The dual tragedies instill Daniel Glick with a hyper-awareness of the tenuous nature of existence. In a moment of paternal grace, he decides to take his son and daughter on a round-the-globe journey to re-forge the metal of their family while simultaneously exposing the kids to the world's rapidly disappearing natural wonders. "Monkey Dancing" is the story of that journey.
Early in life, Dan Glick proved Kerouacian in nature. At 17, he dropped out of college to hitchhike and ride freight trains back and forth across Canada. At 19, he dropped out again, this time for a European sojourn during which he traveled as a migrant farm worker. His honeymoon itself turned into a three year Asian odyssey, and now he must impart this love of the world and road to his children, Zoe and Kolya, umbilically tied to their Gameboys and their DVD-movies.

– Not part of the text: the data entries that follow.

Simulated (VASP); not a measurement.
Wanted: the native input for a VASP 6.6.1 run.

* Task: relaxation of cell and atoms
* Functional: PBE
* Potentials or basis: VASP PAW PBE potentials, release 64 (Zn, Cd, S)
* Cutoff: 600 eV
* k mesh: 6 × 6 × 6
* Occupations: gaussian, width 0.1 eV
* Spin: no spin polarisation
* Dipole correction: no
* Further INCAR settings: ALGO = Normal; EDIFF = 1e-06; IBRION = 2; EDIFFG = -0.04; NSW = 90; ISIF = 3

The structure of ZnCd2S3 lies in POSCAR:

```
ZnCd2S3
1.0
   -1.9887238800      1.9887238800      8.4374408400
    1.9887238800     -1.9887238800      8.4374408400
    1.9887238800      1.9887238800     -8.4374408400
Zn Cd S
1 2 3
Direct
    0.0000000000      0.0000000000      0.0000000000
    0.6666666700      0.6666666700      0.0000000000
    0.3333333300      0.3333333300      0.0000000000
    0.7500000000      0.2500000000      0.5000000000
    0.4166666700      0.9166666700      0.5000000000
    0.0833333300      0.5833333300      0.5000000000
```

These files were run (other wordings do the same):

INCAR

It is a healing and wondrous journey. Zoe and Kolya are awed from the start in Australia where they see a rare Cassowary in the wild, dive the Great Barrier Reef, and take a five-day walkabout across the world's largest oceanic island national park. From Australia the trio travels in Indonesia and Malaysia, and further into Vietnam, Cambodia and Thailand. They spend time in Nepal before heading off for comfortable Western European locales, finally returning to the states just two months post-9/11. Along the way, they are tutored in the havoc that man has played upon the environment, discover a world of cultures foreign to their own, and reinvent their family story in a wealth of shared experience.
Daniel Glick is a freelance writer for a number of periodicals. His re-telling of his family's epic sojourn betrays this in its journalistic attention to detail. Along the way, we are privy to the same historical, cultural, and ecological lessons he imparts to his kids. In Australia, we meet the Crown of Thorns Starfish (COTS) currently devouring the Great Barrier Reef; in Bali, we learn that monkeys are believed to be descended from the fabled monkey warrior, Hanuman, and consequently hold a certain divine status there; and in Borneo, we meet the Orangutan or "person of the forest," one of the world's most endangered primates.
"The Sardine Eater," as Dan Glick calls his itinerant self, brings us into a healing journey during which he and his children rediscover each other and reawaken the ties between them. In the wake of their own loss, and in his attempt to impart his conservationist values to his children, he leads the reader on a world tour of global loss, thus sparking conversation about our role in the global community. Towards the close of their trek, Glick quotes John F. Kennedy's famous "Ich bin ein Berliner" ("I am from a citizen of Berlin") speech, in which he expresses solidarity with the people of East Berlin, and the French Le Monde's "We are all New Yorkers" emotional reprise after 9/11, amending the statements globally with his own: "We are all Earthlings."
If only more of us felt that way.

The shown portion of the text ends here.